Find common substring between two strings

python string algorithm time-complexity dynamic-programming

138,000

Solution 1

Its called Longest Common Substring problem. Here I present a simple, easy to understand but inefficient solution. It will take a long time to produce correct output for large strings, as the complexity of this algorithm is O(N^2).

def longestSubstringFinder(string1, string2):
    answer = ""
    len1, len2 = len(string1), len(string2)
    for i in range(len1):
        match = ""
        for j in range(len2):
            if (i + j < len1 and string1[i + j] == string2[j]):
                match += string2[j]
            else:
                if (len(match) > len(answer)): answer = match
                match = ""
    return answer

print longestSubstringFinder("apple pie available", "apple pies")
print longestSubstringFinder("apples", "appleses")
print longestSubstringFinder("bapples", "cappleses")

Output

apple pie
apples
apples

Solution 2

For completeness, difflib in the standard-library provides loads of sequence-comparison utilities. For instance find_longest_match which finds the longest common substring when used on strings. Example use:

from difflib import SequenceMatcher

string1 = "apple pie available"
string2 = "come have some apple pies"

match = SequenceMatcher(None, string1, string2).find_longest_match(0, len(string1), 0, len(string2))

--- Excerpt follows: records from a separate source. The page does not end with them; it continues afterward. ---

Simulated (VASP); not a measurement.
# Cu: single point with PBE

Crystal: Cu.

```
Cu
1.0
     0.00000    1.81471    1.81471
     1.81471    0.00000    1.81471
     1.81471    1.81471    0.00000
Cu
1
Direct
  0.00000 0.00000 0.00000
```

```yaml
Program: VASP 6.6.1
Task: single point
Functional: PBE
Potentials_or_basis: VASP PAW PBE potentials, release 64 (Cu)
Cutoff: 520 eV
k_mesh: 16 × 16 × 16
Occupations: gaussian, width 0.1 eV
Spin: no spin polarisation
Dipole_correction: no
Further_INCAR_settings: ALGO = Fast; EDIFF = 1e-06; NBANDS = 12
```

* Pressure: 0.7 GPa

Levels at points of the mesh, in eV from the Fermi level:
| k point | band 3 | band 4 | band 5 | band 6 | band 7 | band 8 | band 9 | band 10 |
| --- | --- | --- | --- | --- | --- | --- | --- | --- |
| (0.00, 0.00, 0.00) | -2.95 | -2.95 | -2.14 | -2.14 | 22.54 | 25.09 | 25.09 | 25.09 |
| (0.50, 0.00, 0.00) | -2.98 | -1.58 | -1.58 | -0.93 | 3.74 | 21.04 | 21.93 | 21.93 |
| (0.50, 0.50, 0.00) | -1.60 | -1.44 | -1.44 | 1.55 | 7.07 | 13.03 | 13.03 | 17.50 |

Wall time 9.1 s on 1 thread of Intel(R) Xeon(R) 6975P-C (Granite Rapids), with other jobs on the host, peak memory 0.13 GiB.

print(match)  # -> Match(a=0, b=15, size=9)
print(string1[match.a: match.a + match.size])  # -> apple pie
print(string2[match.b: match.b + match.size])  # -> apple pie

Solution 3

def common_start(sa, sb):
    """ returns the longest common substring from the beginning of sa and sb """
    def _iter():
        for a, b in zip(sa, sb):
            if a == b:
                yield a
            else:
                return

    return ''.join(_iter())

>>> common_start("apple pie available", "apple pies")
'apple pie'

Or a slightly stranger way:

def stop_iter():
    """An easy way to break out of a generator"""
    raise StopIteration

def common_start(sa, sb):
    return ''.join(a if a == b else stop_iter() for a, b in zip(sa, sb))

Which might be more readable as

def terminating(cond):
    """An easy way to break out of a generator"""
    if cond:
        return True
    raise StopIteration

def common_start(sa, sb):
    return ''.join(a for a, b in zip(sa, sb) if terminating(a == b))

Solution 4

One might also consider os.path.commonprefix that works on characters and thus can be used for any strings.

import os
common = os.path.commonprefix(['apple pie available', 'apple pies'])
assert common == 'apple pie'

As the function name indicates, this only considers the common prefix of two strings.

Solution 5

Fix bugs with the first's answer:

def longestSubstringFinder(string1, string2):
    answer = ""
    len1, len2 = len(string1), len(string2)
    for i in range(len1):
        for j in range(len2):
            lcs_temp=0
            match=''
            while ((i+lcs_temp < len1) and (j+lcs_temp<len2) and string1[i+lcs_temp] == string2[j+lcs_temp]):
                match += string2[j+lcs_temp]
                lcs_temp+=1
            if (len(match) > len(answer)):
                answer = match
    return answer

print longestSubstringFinder("dd apple pie available", "apple pies")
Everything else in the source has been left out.